It's amazing that so many people have already forgotten about the 2008-10 financial crisis.
It's 2017, some 8 years later, and we have the media pundits, the political pundits, the federal reserve, and the mainstream economists saying, “Hey, it's all good. The economy's up. People are working again. And we're even seeing little bits of inflation out there.”
And I say, baloney.
It's not all good. In fact, in some ways, I think things are worse than they were in 2008.
Here's the point. We will always have market resets.
It's not isolated. Everybody is affected. You probably were too back in 2008-10. Think about it.
I’ve weathered through those resets over 37 years of being an investor, businessman and professional practice owner, and I've learned how to prepare for them.
So, what's signaling a recession?
In the real estate markets, I start getting lot of cards and letters in the mail that are sent to people that own investment properties.
These are what we call “yellow letters” in the business. They're commonly used, and good marketers use different ways to get people to open them.
I'm getting a lot of these right now, which is telling me that the market is getting to a high point, exactly like in 2008.
The writing's on the wall. It's just a matter of when. Not if, but when.
I think we're probably going to see a reset possibly later this year. If not this year, I think for sure in 2018.
So how can you get ready and position yourself? How can you not only survive the next reset, but actually thrive?
First thing: Get your house in order.
If you have consumer debt — lifestyle stuff, vacation homes, car leases, car loans, credit cards, other consumer items — start getting those paid off.
Not refinanced. Pay those off.
You don't need it, and you don't want it when there's a downturn.
Second thing: In your business sector, if you're using lines of credit, get those paid off as rapidly as you can.
I think we have a window of 12 to 18 months to get this stuff in order.
I don't have a problem with using debt, but I'm talking about good debt.
If you've got debt that's fixed rate, long-term, that’s fine. But no short-term, no balloons, no lines of credit.
If they're reliable cash-flowing assets — business, practice, real estate — all good in my opinion.
Last thing: Develop your relationships.
I’m going to tell you right now, most people miss this.
My network is my biggest insurance policy.
If I lost it all today — if something calamitous took all my net worth — I could rebuild it.
Not because I'd have to go back to work, but because I'm a connector. I can orchestrate deals. I know how to put things together.
But to be a connector, you've got to know people. Don't rely on the banks.
Real people are your best friends — your best insurance policy — so position yourself now.

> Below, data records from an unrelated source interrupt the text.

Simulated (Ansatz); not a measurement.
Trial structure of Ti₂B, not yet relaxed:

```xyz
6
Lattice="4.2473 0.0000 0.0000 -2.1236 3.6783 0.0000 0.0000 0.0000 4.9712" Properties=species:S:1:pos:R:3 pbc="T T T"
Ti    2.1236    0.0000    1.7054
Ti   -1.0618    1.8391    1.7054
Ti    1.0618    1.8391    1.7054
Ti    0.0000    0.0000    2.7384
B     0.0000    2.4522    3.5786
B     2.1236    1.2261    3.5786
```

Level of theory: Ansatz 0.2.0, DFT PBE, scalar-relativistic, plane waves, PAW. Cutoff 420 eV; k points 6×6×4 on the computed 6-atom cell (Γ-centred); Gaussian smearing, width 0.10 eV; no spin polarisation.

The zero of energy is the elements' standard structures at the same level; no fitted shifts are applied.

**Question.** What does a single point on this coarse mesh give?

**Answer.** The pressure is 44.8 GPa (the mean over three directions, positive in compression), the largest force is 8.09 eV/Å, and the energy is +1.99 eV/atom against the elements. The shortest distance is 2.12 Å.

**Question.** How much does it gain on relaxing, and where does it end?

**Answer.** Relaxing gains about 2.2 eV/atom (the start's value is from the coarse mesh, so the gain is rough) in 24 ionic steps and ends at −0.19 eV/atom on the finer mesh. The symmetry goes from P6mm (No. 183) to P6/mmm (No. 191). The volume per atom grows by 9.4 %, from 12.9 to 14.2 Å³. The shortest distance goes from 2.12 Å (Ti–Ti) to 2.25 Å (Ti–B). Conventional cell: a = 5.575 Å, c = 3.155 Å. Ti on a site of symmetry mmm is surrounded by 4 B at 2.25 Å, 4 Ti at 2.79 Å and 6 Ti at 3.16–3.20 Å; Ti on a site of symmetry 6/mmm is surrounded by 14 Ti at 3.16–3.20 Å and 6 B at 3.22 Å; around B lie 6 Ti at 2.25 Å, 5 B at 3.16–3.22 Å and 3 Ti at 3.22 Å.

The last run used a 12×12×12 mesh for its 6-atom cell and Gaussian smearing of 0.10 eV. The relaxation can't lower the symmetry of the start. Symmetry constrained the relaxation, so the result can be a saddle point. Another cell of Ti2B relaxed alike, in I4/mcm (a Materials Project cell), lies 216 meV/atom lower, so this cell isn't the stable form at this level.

Trading time for dollars, scrimping and saving, and trying to pile it up isn't going to work, especially when we get hit with the big wave of inflation that’s coming.
Mark my words. We're in store for it.
You can either ride it or you can get beaten down like a tsunami. It's your choice.
Very few of you will take my advice on this. Probably less than 3%.
But those of you who do, you'll be well-positioned. Those of you who don't, I told you so.
It's your choice. Which one are you?